Asking welfare ranchers to give something up? Funny…
This is a double edge sword. In one sence it makes animals dependent on a man made water source and in another it may be survival.
What would be worse, no water source and animals dying or congregating in fields or riparian areas.
RobertR,
You are right, and this issue comes up every time the BLM or some other agency develops livestock water facilities on otherwise dry land so that they can move cattle onto it.
They (the agency) often takes seeps over an area of an acre or so which would never keep a cow alive but does support deer, pronghorn, maybe elk. They use bulldozers and other equipment to channel the seeps into stock ponds or pipes that feed watering troughs. The result is cattle for the first time eating the native vegetation and often a muddy, stinking pond that wildlife use only after cattle have been elsewhere for a while.
Here’s a link to the classic set of photos taken by a ” Trail Cam” set up next to a Texas stock tank during a drought there.

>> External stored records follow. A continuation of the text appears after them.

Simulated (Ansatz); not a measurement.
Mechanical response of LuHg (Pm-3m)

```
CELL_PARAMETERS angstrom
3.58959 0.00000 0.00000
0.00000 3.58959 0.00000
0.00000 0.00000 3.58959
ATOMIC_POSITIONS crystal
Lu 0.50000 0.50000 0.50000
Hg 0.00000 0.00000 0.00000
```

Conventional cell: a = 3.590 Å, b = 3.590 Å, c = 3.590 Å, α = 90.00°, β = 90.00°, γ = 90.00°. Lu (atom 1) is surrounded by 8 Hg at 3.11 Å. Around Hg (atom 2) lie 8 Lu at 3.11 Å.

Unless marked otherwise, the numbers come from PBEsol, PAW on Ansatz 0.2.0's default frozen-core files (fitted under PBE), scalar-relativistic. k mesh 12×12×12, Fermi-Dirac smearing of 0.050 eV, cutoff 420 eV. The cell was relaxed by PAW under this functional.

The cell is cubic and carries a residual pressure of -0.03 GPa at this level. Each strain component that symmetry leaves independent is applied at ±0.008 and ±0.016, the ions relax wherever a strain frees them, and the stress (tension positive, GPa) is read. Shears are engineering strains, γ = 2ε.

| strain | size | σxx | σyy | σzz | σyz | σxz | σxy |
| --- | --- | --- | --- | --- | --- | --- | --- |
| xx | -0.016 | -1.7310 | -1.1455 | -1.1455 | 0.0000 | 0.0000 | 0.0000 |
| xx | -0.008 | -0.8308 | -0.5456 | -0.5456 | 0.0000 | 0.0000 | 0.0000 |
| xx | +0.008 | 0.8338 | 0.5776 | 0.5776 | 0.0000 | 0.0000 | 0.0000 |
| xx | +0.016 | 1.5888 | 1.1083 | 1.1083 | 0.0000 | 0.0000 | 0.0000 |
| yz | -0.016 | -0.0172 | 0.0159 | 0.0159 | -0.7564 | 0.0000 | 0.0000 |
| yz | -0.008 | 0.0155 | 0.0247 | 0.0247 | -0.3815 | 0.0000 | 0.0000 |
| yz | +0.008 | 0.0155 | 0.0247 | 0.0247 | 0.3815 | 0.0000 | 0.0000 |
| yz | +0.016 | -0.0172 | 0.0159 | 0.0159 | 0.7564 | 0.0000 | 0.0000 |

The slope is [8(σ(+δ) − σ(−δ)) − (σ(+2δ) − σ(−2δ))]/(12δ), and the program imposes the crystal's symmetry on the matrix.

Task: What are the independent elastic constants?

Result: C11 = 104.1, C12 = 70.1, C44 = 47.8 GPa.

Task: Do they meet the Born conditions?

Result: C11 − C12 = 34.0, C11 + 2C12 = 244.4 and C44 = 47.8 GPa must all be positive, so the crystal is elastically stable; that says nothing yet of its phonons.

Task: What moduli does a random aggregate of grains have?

http://a-democracyfiles.blogspot.com/2012/03/wild-life-texas-water-tank.html
I have NO idea what that critter in frames 5-6 might be…black face mask , no tail , body like a Wolverine. The last photo is hilarious.
By the way , what Star Trek alternate universe did this story come from that suggests Wyoming ranchers would share water and grass with wildlife during a drought ? Not on this planet….
So does protecting the birds from prey include protecting them from hunters? Seems a bit hypocritical to want to protect the birds from their natural prey just so someone can take them out with a shotgun.
Damn the ranchers and the cattle they raise to help feed the nation – who cares about food prices, right? Just so long as I can go hunting, I’m happy.
I thought tank troughs were death traps for many kinds of birds.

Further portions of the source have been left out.